Grounding by Default

I tell you, the Time Capsule from Hell still packs a wallop.

What? Oh, pardon me: my storage unit, #96 at the northside Hinds & Hinds. I’m trying to sell a solid cherry hutch and had driven there to meet a would-be buyer 10:15 a.m. Upon arrival I pulled the mover’s quilt off the hutch and waited, trying not to stare too long at nearby boxes with Kathy’s writing on them. By 10:25 my buyer still hadn’t shown up, and I’d finished the coffee I’d brought with me, so I took up position outside under a large Siberian elm so I could look across the field and see if anyone was driving in. That wasn’t what was on my mind, of course.

It was always a shock to revisit #96, no matter how together I was before I raised the sliding metal door. Whenever the flotsam of our move out here in ’99 came into view, I needed counseling, strong drugs, or better yet, a good long hug from the woman who wasn’t there. This time I took matters into my own hands.

With no one else in sight, the long graveled drives between the rows of connected storage units — usually a parking lot of the damned — were strangely soothing in their quiet, dusty emptiness. I looked up at the clear blue sky, faced each of the four directions in turn, and said my morning prayers. I make them up spontaneously every day. This time I gave thanks for being here, for having life, and asked what I could do to help the healing from a thousand miles away, and also how to fill the hole I felt inside my heart. I stood there in the morning sun, waiting for someone I didn’t know to come and buy a hutch we’d bought together that I really didn’t want to sell at all, missing her so much I felt I’d fall to pieces on the spot. I asked again and again what I should do, quite literally asked, and then I heard or saw: be yourself. That was it, no more, just be yourself.

By now the buyer was almost 30 minutes late. I decided that the emotions aroused by going to the storage unit had prevented him from showing, and I was glad he’d stood me up, in fact. Sell the hutch? Okay, I tried, and not for the first time. There’d been another call the other day, a woman who had left a phone number with only six digits. More immaterial assistance? I covered up the hutch, lowered the metal door once more, and thought: the sadness is a gift. No narcolepsy here, no thought of what new toys to buy to keep me dragging through the week — and no need to sacrifice a goat to read the entrails when my own are baking in the sun.

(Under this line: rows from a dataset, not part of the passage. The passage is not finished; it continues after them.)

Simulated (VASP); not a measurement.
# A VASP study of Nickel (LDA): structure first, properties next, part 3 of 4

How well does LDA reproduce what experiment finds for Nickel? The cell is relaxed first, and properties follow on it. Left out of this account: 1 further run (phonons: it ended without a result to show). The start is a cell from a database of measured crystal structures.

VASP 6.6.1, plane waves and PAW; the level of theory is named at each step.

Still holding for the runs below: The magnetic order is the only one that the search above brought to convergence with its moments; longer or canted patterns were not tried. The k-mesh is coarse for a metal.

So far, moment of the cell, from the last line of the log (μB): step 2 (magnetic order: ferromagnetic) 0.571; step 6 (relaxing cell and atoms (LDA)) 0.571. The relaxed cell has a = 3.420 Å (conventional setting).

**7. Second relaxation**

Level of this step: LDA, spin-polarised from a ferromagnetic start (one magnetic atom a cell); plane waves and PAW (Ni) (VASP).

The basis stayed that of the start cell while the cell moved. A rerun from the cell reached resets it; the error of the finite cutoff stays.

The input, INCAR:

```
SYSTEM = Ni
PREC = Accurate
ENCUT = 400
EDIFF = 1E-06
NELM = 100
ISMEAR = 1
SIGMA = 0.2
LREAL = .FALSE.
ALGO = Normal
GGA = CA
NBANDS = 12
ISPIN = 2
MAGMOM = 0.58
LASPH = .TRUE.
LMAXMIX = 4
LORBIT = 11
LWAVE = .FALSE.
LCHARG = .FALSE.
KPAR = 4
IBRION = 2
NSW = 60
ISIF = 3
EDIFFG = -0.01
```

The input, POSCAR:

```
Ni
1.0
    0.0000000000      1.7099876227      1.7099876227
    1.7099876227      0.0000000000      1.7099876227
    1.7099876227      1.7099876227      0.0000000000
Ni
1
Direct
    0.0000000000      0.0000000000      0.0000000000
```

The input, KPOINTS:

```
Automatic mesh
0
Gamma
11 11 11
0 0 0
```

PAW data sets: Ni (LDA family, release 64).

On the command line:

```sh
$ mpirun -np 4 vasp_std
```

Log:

My wife and I have hit the jackpot, after all. To give up everything and still be this connected doesn’t happen every day. We’ve answered questions most don’t even ask, though God knows neither had in mind to wonder in the first place — that’s where the gift, the trick, the great damn Holy Deception comes in.

Make my bed, clean my bowl, and see with open eyes. Just be myself and let it roll, and live for size six bare feet on the ranch-house kitchen floor.